1.2 Dougherty’s Criticism

In his defense of eliminativism, [2] cites [8]’s use of the holonomy formalism in attempting to resolve the \(U(1)_A\) puzzle without the introduction of a \(\theta _{\text {YM}}\)-term (we will briefly describe this puzzle in Sect. 3.3).Footnote 5 According to [3] (cf. p.1, 7, 8, 16) the \(\theta _{\text {YM}}\)-term is only gauge-invariant under gauge transformations that have a particular behaviour at infinity (or at the relevant boundaries); the remaining transformations, called ‘large gauge transformations’, do not, according to Dougherty, leave the \(\theta _{\text {YM}}\)-term invariant. In his criticism of the eliminativist view, [3, p.1] writes passages such as (italic ours):

That is, a large gauge transformation relates representatives of different physical states. Mathematical differences between these representatives can reflect a physical difference, signaling the existence of some quantities and possibilities that cannot exist according to the received [eliminativist] philosophical position.

Or, later on [3, p.1]:

The Yang-Mills \([\theta \text {-}]\)vacuum term is not preserved by all gauge transformations. If the eliminative view of gauge transformations is right, this means that the Yang-Mills vacuum term is physically meaningless. If gauge transformations are redundancies then mathematical differences between gauge equivalent configurations can’t reflect physical differences. So the value of the Yang-Mills vacuum term can’t represent any physical fact.

Or, again [3, p.9]:

If we reject the size distinction [between small and large gauge transformations] and demand that gauge transformations on the boundary be treated just as gauge transformations elsewhere then this integral [that gives rise to the \(\theta \)-term] is ill-defined. The vacuum Yang-Mills term must therefore be excluded.
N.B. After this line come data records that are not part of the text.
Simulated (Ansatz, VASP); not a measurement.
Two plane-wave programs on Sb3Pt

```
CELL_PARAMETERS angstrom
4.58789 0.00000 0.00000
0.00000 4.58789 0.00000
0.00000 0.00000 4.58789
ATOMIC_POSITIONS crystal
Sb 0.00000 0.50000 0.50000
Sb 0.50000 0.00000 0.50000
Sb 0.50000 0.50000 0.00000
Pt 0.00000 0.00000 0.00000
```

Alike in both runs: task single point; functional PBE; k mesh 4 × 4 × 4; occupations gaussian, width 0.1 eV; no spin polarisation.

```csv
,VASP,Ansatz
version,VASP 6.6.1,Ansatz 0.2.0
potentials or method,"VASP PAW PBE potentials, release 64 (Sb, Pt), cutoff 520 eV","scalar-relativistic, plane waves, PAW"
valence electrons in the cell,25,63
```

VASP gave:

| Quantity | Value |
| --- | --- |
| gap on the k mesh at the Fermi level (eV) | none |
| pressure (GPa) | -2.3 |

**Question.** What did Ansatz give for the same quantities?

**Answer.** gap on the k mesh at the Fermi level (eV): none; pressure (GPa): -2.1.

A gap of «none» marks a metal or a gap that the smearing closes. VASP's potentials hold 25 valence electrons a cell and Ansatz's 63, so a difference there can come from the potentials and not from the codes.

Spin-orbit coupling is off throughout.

Dougherty’s claim then is that the non-eliminativist would be comfortable in separating the wheat from the chaff, for they could say: “some ‘gauge transformations’ relate distinct physical possibilities while others don’t. Thankfully, I, the non-eliminativist, haven’t eliminated any of them, so I can still tell the two kinds apart!” This strategy, it is claimed, is not available to Healey’s preferred holonomy formalism. The claim is that, since Healey’s eliminativism does not license a distinction between different types of gauge transformations, no restriction to one type of gauge transformation is allowed. In particular, one cannot keep just those transformations that would guarantee invariance of the \(\theta _{\text {YM}}\)-term. Therefore Healey would either have to equate what should be physically distinct states—those which, according to Dougherty, correspond to differences due to ‘large gauge transformations’—or be obliged to set \(\theta _{\text {YM}}\) to zero and thereby fall foul of the fact that at least allowing for a non-zero \(\theta _{\text {\tiny YM}}\)-term is a theoretical requirement.

As we hope to make clear, we disagree with Dougherty’s argument and conclusions. In particular, we disagree that “The Yang-Mills \([\theta \text {-}]\)vacuum term is not preserved by all gauge transformations.” It is preserved by all gauge transformations; as long as one is attentive to the strict meaning of these transformations. Our criticism could be chalked off to a terminological dispute, one of little substance to the debate about eliminativism. The reason the criticism matters is that, apart from trivial issues of terminology, holonomies only eliminate the more strict kind of ‘gauge transformations’ and are perfectly well able to register the effects of what Dougherty calls “large gauge transformations”. In particular, the \(\theta _{\text {\tiny YM}}\)-term contribution to the Yang-Mills action is gauge invariant and can be expressed in terms of holonomies. Indeed, lattice QCD, a formalism that employs holonomies (or rather, Wilson loops) as its basic variables, includes \(\theta \)-terms without any hangups (see e.g. [9] and references therein).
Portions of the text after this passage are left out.